Runaway productivity bites the hand that feeds it

September 21, 2003|By Alfred Tella

THIS IS the story of a well-fed dog that bit its master. The dog's name is Productivity. Its master is a Republican politician.

National economic growth is on the rebound. After limping along during the current recovery, real gross domestic product (GDP) perked up to a 3.1 percent annual rate in the second quarter of this year. Economists are now raising their forecasts, and it is a realistic possibility that economic growth will notch up to a 4 to 5 percent average annual rate in the quarters leading up to next year's presidential election.

This would appear to be unequivocally good news for the president and Republican politicians generally. But is it?

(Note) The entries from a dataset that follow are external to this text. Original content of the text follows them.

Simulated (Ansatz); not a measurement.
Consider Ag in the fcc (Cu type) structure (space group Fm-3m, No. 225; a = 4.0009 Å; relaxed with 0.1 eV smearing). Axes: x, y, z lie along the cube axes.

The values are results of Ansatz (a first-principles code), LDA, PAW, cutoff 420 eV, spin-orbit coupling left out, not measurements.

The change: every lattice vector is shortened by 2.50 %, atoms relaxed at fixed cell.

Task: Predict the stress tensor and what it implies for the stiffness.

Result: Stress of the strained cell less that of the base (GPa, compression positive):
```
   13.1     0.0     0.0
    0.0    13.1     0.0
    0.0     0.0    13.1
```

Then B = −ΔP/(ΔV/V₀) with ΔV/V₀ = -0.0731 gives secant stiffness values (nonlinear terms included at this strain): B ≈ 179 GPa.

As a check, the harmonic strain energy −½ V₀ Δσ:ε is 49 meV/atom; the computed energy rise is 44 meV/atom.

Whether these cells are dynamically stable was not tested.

The present economic recovery has been driven by productivity. Productivity is output per hour of work, a measure of the economy's efficiency. By the inexorable arithmetic of economic growth, when productivity rises faster than gross domestic product, employment or hours worked must decline. That's what been happening.

Growth in nonfarm business productivity during the recovery has been unusually strong, rising by an average annual rate well above 4 percent. In the most recent quarter, it jumped to a staggering 6.8 percent annual rate. By comparison, the economy during the recovery has been growing at a slower 2.7 percent average annual rate.

Consequently, nonfarm payroll employment, after falling by more than 1.6 million during the 2001 recession, has continued to decline, falling by an additional 1.1 million during the recovery.

The promise of President Bush's latest tax cut was that it would create jobs. The tax cut does appear to have lifted economic growth and given a boost to wages, profits and the stock market. But thus far there has been no sign of a turnaround in employment.

Jobs and the economy are at the top of the list of issues that concern voters. The big political question for next year's election is: Will the downward trend in employment continue or be reversed?

If employed workers continue to see those around them getting laid off, their job security will become more threatened. When workers worry about their jobs, they may tighten their pocketbooks. Thus, consumer spending could suffer, which in turn could retard economic growth and threaten another recession.

What happens to employment is mostly riding on productivity.

Productivity is a fickle creature in that it jumps around in the short run, often defying economic prediction. When it departs from past performance, as it has by its show of strength in the current recovery, it's hard to know if it will remain strong or slow up in the quarters ahead.

To some extent, the strength in productivity reflects the introduction of labor-saving technology and the exporting of jobs. But if businesses begin to run out of the opportunities to reduce labor costs, productivity growth could slow.

For employment to reverse direction, productivity growth would have to taper off to a 3 percent or lower annual rate, with GDP growing at 4 percent or better. This could happen. In that case, Republicans would breathe a sigh of relief and be able to claim that the latest Bush tax cut worked.

But if productivity remains strong, employment will fail to rise. In that case, Democrats will have a powerful election issue.

Consider the irony. Republicans are the first to support policies to aid business investment and encourage productivity growth. And indeed the productivity pet has been well fed. But it's biting the hand that feeds it.

Alfred Tella is a former Georgetown University research professor of economics and a novelist. He lives in McLean, Va.